The future looks red for David Moyes and his modest ways

January 7, 2013 in Premier League

Predicting the future can be a dangerous business, particularly in football. One can be left nursing a serious case of ‘egg on face’. Nevertheless, some predictions look more plausible than others, such as Jonny Evans becoming a future Sunderland captain, and Mario Balotelli ending up in prison for attempting to replicate Eric Cantona’s infamous karate kick. Add to that the plight of David Moyes and a couple of his Everton cast, and suddenly I don’t look so zany after all.

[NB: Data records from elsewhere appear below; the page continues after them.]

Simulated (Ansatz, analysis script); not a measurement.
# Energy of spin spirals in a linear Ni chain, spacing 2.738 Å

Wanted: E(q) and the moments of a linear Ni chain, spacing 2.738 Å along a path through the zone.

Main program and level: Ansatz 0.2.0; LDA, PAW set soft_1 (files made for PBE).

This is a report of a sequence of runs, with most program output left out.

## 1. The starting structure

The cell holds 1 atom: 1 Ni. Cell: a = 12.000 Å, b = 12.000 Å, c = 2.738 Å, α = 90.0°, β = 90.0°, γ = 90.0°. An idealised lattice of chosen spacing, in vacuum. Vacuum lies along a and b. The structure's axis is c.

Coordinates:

As one of the most underrated managers since the Premier League sprouted its first spot, it’s no wonder that scouring the internet for a decent piece on the Scotsman leads to a dead end (if someone can prove me wrong, I’d be delighted to read it). But, having surpassed expectation almost every season he’s been in charge at Goodison Park and having continued to skirt around the borders of the PL radar, there’s no reason why I shouldn’t speculate as to what the future holds for the Glaswegian.

A man as modest and low key as Moyes shan’t be finding himself anywhere near Stamford Bridge, so we can rule that one out early on. Similarly, one might argue that given Arsenal’s recent free fall from Champions League finalists to a side gasping to make the top 4, moving to the Emirates wouldn’t be much of a step up from Everton, who are often knocking on Arsene Wenger’s door in challenge for that position; a remarkable feat considering the measly budget Moyes has to work with. Tottenham would fall under the same bracket. That leaves Manchester. With City’s riches and a refusal to do anything without a huge ‘LOOK AT US’ stamped all over it, Moyes wouldn’t be their cup of tea. But, perhaps pining after a little more milk and less of the darker, hot stuff, would be Manchester United, whose current messiah seems to be writing the last few chapters of a glorious novel, one that might see a slightly bitter denouement.

The signs of senility are there for all to see in Sir Alex Ferguson. Claims that Robin van Persie “could have been killed” by a rogue clearance from Swansea’s Ashley Williams helped to make a valid point, but also blew a minor incident into the stratosphere. It’s always been something of Ferguson’s nature to get others into trouble, kind of like a playground bully who fails to recognise his own wrongdoings in favour of making a mockery out of others. Once upon a time, such a fragile and ferocious argument would be taken rather more seriously by us, the people, and the FA, the robots - two parties who would, of course, hold contrasting views. A previous outcome may well have seen Williams brandished with a multiple-game ban, but now? Nobody takes much notice of that silly old man.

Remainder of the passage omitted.